This is my seventh visit to Vietnam. Seven trips, back and forth across the great expanse. If I added up all the hours spent on just one leg of the trip—San Francisco to Hong Kong and back—it would be 182 hours in the sky. Over one week on just these seven trips.

That’s a lot of time to spend in a vehicle that I liken to an empty toilet paper tube with wings. A lot of time spent sitting, eating, and sleeping in the company of strangers. As someone who doesn’t necessarily enjoy being in such close proximity to people I don’t know who sniffle, snore, and sweat, it is noteworthy, then, that I can muster the mental fortitude to make the slog again and again. The reason I do it, the reason anyone does it, of course, is for what waits on the other side.

My first trip to Vietnam, I wandered the streets of Saigon, lost but unafraid, except perhaps any time I stepped off a curb and into the onslaught of motorbikes, which parted and flowed around me as if I were a boulder in a rushing river. That and my second trip were spent solely in Saigon, or Ho Chi Minh City, which is a sensual feast and assault all at once.

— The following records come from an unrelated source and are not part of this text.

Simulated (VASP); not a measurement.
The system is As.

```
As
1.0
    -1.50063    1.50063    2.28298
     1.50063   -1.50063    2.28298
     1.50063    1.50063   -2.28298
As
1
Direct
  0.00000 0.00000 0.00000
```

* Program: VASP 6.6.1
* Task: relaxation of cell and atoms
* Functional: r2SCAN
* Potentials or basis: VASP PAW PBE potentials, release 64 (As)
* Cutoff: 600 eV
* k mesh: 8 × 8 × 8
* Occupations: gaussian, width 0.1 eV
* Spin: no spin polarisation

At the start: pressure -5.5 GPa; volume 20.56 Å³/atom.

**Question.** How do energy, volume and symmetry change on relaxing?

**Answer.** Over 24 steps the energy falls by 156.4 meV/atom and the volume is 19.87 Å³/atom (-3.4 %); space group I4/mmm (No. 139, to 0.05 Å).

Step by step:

The roads are clogged with motor scooters, and not just one person per scooter but entire families and small businesses transported on two small tires. There are rickshaws, bicycles, small cars, SUVs, tourist vans with sleeping Japanese or Koreans, and the ubiquitous container trucks, what we call semis, reminding us that this place is being rebuilt before our very eyes.

But traffic and congestion you can see in any big city in the world, and Saigon holds not a candle to many of the largest. Still, where else can you witness the harmony of millions of people and their wheels in synchronous motion, as if this is something they’ve practiced all their lives—driving motorbikes loaded down with baskets, glass panes, multigenerational families, televisions—and are now performing in the symphony of daily life.

There is a Zen quality to the way traffic flows in Vietnam. School girls dressed in white Áo Dàis, the traditional attire for women, stroll in pairs down a busy thoroughfare, impervious to the crazy tourist vans and containers that roar by, spewing their black exhaust. I peer at the chatting girls with both fear and admiration. How do they manage to stay so calm when I am reciting Hail Mary’s and praying that I will return home in one piece?

As I have traveled from Saigon to the Mekong Delta, through the center part of the country in Da Nang and Hoi An, then north to Hanoi and Halong Bay, I’ve seen more than I can ever recall. A naked man walking along the cement divider on a narrow and packed two-lane highway. Cows grazing in the grassy medium. Women bent harvesting rice. Raised graves that look like small cottages. Buddhist statues as tall as skyscrapers.

On my morning commute to work, colleagues on the shuttle bus doze off or talk to one another. Not me. I keep my eyes glued to the passing scenery. It doesn’t matter how many times I’ve seen a bus pass so close that I could touch it or the tangle of rivers we seem to always cross, or the row of shops that sell marble statues in the likeness of any spiritual figure—Buddhas, goddesses, Jesus and Mary—I am still drawn in as if seeing it all for the first time.

On my last trip I went in a minivan from Hanoi to Halong Bay. I’m now accustomed to seeing animals transported on the backs of scooters. Chickens in cages or ducks with their bills and legs tied with twine for the trip. But I had never seen an adult pig, five or six hundred pounds of pink jello-y flesh, roped onto a motorbike. As the young man carrying the pig passed our van and I stared with mouth open, he seemed nonchalant, so at ease bumping along the dirt road with his jiggling sow in tow.

There is no way, really, to describe how exotic, how absolutely delectable Vietnam is to my senses. Roads are torn up, rice paddy fields relocated, new business parks and high rises rise overnight. It is a country in transition, moving to claim its place among economic powerhouses. I am in the midst of it, working with government, industry, and education to prepare for what is to come.

On one of my early trips, I walked with two Vietnamese colleagues down an alley near the coffee house where we’d just been. I looked up at the tangle of communications and electrical cables, signs of growth unplanned. Before us motorbikes surged six rows thick, mixed with taxis, cars, and bicycles. I turned to my friend and said, “I hope Vietnam never changes. I hope I can always see this,” and I motioned with my hand at the chaos before us. She looked me in the eye and said, “Ah, Roma, I hope very much that my country does change. I hope we someday have roads to fit the cars, safe roads and infrastructure for all the people who live here.”

It was then that I realized how unfair of me it was to want Vietnam to remain the same, as if it were a curiosity put here for my own pleasure. The people of any country should be able to determine their own destiny. And especially Vietnam, ravaged by war and poverty, a legacy of imperialism.

I’ve come around to embracing the change that is inevitable. These days I simply observe everything I can, take it in as if I were a recorder. Ten years from now, I vow to come back and see how different it is.



stop light (ho chi minh city) waiting to cross (ho chi minh city)
sharing the road (ho chi minh city) in transition (ho chi minh city)
going for a ride (ho chi minh city)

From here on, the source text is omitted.